Following the 2018 reopening of a Jewish bath and the prayer house on Táncsics Mihály utca in the Castle District, further medieval finds may yet be discovered. For decades, the ruins of a Buda synagogue have lain untouched below ground. Inspections are ongoing and excavation may begin this year.
The first Jewish quarter was established in the Castle District following
the Tartar invasions of the 1200s. A synagogue was built where Palota út meets
Dísz tér, on the site of today’s Korona Kávéház.
Its remains were discovered in 2005, but due to its specific location, it is unlikely that it will ever be explored. The quarter was liquidated in the time of King Sigismund, around 1420, due to the construction of the royal palace.

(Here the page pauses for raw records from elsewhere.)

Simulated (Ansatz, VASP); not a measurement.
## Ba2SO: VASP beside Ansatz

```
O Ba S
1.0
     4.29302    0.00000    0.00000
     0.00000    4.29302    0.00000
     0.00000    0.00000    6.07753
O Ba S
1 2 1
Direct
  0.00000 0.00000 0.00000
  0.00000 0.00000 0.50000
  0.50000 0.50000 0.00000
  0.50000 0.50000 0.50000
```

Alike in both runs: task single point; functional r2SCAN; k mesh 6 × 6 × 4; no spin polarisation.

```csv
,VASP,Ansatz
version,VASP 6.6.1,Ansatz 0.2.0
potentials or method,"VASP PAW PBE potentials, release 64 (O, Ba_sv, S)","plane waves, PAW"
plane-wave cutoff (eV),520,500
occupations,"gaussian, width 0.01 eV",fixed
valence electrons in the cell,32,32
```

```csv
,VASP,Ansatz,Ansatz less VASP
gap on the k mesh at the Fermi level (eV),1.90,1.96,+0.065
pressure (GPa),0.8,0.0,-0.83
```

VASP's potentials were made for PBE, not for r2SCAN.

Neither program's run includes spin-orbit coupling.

The situation is different with the largest Gothic synagogue, in the
second Jewish quarter. It was built in 1461 by the Jewish prefect Jakab Mendel
at what is today Táncsics utca 23, and may have been the largest Israelite
church in Europe.
During the Turkish occupation, everyday life in the community was relatively undisturbed. This ended with the Siege of Buda in 1686 when Christian armies slaughtered the refugees in the synagogue and then set the building on fire.
Their remains were later buried, only to be found within these walls by archaeologist László Zolnay in 1964. Without the necessary permits, he could not proceed with full excavation, so the ruins were reburied and sealed with a concrete slab.
Towards the end of 2020, these were examined by experts at the Budapest History Museum. For some 20-30 years, no one had touched the site and, in the absence of documentation, it must have been filled with sand for the purpose of stability. According to archaeologist Ágoston Takács of the BHM, only after this sand is removed can a feasibility study be carried out, and a decision made on how to proceed.
Currently, a listed building stands at Táncsics Mihály utca 23, the Baroque Horányi-Zichy Palace. The synagogue lies buried in the courtyard, some
four or five metres below. Zolnay excavated a short section of its two
longitudinal walls in 1964, which is only a small part of the whole synagogue.
Complicating matters is the fact that its southern wall coincides with the base of the palace façade – in the 18th century, they simply built on top of the synagogue walls. On the side facing the castle wall, the base of the synagogue stretches alongside.
According to Takács, they might survived in such good condition because they were built upon, and they feared that the rest of the U-shaped structure will be in a worse state. The annexes may not be found, for example, such as the women’s prayer room, which may be beneath today’s residential building. On the other hand, it is quite certain that the area still holds valuable artefacts, as the collapsed synagogue has been buried as one whole.
The house and plot are the property of District I, and contain municipal rented flats. The courtyard is densely planted with trees, and removing them might be a sensitive issue. There’s even a dilemma about the stability of the house itself, but a decision on excavation is due soon.
Opposite, on the other side of the street, is another smaller prayer house from the same era, discovered in 1968 during post-war reconstructions, and which regained its original function in 2018. It has been operating as a house of worship ever since, while the mikva, or ritual bath, nearby is also open to visitors in normal times.